Pop Music Transformer: Beat-based Modeling and Generation of Expressive Pop Piano Compositions
This work addresses the challenge of generating structured pop music for applications in automated composition, though it is incremental as it builds on existing Transformer methods with a data representation tweak.
The paper tackled the problem of generating expressive pop piano music with coherent rhythmic structure by improving the data representation for Transformers, resulting in a model that composes music with better rhythmic structure than existing Transformer models.

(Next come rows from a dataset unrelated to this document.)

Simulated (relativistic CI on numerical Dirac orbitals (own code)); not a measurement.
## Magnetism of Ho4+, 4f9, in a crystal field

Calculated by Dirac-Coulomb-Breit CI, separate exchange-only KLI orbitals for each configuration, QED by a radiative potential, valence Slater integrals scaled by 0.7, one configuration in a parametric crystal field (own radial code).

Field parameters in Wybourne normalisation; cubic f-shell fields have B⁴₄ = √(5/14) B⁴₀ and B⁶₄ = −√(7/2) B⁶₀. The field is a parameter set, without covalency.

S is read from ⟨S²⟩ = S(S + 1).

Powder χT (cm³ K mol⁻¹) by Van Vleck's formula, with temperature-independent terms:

A great number of deep learning based models have been recently proposed for automatic music composition. Among these models, the Transformer stands out as a prominent approach for generating expressive classical piano performance with a coherent structure of up to one minute. The model is powerful in that it learns abstractions of data on its own, without much human-imposed domain knowledge or constraints. In contrast with this general approach, this paper shows that Transformers can do even better for music modeling, when we improve the way a musical score is converted into the data fed to a Transformer model. In particular, we seek to impose a metrical structure in the input data, so that Transformers can be more easily aware of the beat-bar-phrase hierarchical structure in music. The new data representation maintains the flexibility of local tempo changes, and provides hurdles to control the rhythmic and harmonic structure of music. With this approach, we build a Pop Music Transformer that composes Pop piano music with better rhythmic structure than existing Transformer models.